Let us now see what can be said on the other side. Mrs. Foster said that her grandfather would not let his daughters even learn to write. Now they must have known how to write, for their receipts are extant for the money paid them by their stepmother; and Aubrey positively asserts that Deborah Milton was her father's amanuensis. He adds, that her father“ taught her Latin and to read Greek,” by which he must have meant that she could read Latin with understanding, while she only knew the Greek characters. Deborah was probably one of the copyists of the pieces in the Cambridge MS., most of whom were females. Her own account to Dr. Ward was, that she and her sisters were “not sent to school, but taught at home by a mistress kept for that purpose,” which might seem to indicate that they had a resident governess, which would open to us a new feature in Milton's domestic economy in the interval between his second and his last marriage, and also explains the declaration ascribed to him, that he “ had spent the greater part of his estate in providing for them;" in which he of course included the cost of having them taught embroidery, and the separate establishment which he seems to have maintained for them for the last four or five years of his life.

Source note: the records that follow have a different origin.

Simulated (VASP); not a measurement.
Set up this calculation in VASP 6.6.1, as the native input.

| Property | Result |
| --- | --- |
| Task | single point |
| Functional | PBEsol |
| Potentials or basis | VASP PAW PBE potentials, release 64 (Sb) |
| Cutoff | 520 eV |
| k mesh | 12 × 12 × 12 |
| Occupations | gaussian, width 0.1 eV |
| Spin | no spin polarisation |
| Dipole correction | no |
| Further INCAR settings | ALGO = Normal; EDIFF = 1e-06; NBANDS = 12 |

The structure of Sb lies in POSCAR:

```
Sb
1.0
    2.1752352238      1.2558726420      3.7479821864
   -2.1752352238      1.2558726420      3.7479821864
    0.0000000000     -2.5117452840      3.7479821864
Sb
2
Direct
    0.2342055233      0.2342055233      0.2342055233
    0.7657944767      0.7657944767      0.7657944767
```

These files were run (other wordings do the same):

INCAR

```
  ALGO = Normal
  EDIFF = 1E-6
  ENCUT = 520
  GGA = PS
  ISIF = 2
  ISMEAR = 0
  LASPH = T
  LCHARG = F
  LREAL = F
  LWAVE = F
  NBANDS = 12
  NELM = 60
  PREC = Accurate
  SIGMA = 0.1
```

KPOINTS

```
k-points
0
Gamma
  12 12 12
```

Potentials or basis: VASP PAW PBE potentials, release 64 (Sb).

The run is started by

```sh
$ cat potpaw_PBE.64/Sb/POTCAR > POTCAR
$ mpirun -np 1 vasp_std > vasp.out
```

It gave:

It thus appears that Milton did not neglect the education of his children. They were probably taught as much, or rather more, as any young women in their rank of life at that time.

The only remaining charge is, that he left his property away from them. The superior claims of his wife we

. will presently notice; here it is to be observed, that the two eldest had a genteel trade by which they could support themselves, and that Mrs. Merian had promised to provide for Deborah,-a promise which she seems to have performed. Their father left them beside his claim for their mother's fortune of £1000, which had never been paid him, and which their uncle Milton declared that he regarded as good money, as it was "in the hands of persons of ability, able to pay the same, being their grandmother and uncle ; and he had seen the grandfather's will, wherein it is particularly directed to be paid unto them by his executors.” It would therefore seem that Mr. Powell, when making his will, left, probably with Milton's assent, his daughter's fortune to the issue of her marriage; for only one child had been born when he died. If then they were left portionless, it was owing to the dishonesty of their grandmother and uncle, and not to the unkindness of their father.




Milton's third and last wife was, as we have seen, Elizabeth, daughter of Mr. Randle Minshull, of Wistaston, near Nantwich, in the county of Chester,* to whom he was introduced by his friend Dr. Paget, who was related to the Minshull family. As it appears from the parish register of Wistaston that she was baptized on the 30th of December, 1638, she was probably born some time in that month, being about thirty years younger than her husband; he being in his fifty-sixth, she in her twenty-sixth year, when they were married in 1664. She

, was probably a handsome young woman at the time. Newton says that he was told by a gentleman who knew her in Cheshire, that her hair was of a golden hue, colour usually associated with some degree of personal beauty. He thinks that Milton had her in his mind's eye when drawing the portrait of his Eve; but that part of the poem must have been written some time before his marriage. Aubrey, who knew her personally, says she was “a genteel person, of a peaceful and agreeable humour.” She appears to have had a high degree of respect and veneration for her husband, and to have made him an excellent wife, studying his comfort in every way. To reward her for her care, he left her what fortune he died possessed of. We have seen that he regarded his children as having no claim on him, being already provided for. But as his will was merely nuncupative and irregular, they disputed it after his death, and she was obliged to make a compromise with them,

* See the pedigree of the Mynshull family given by Mr. Marsh, of Warrington, from the Cheshire Visitation of 1663–4, and the Lancashire Visitation of 1664-5, in Notes and Queries, vol. ix. p. 38.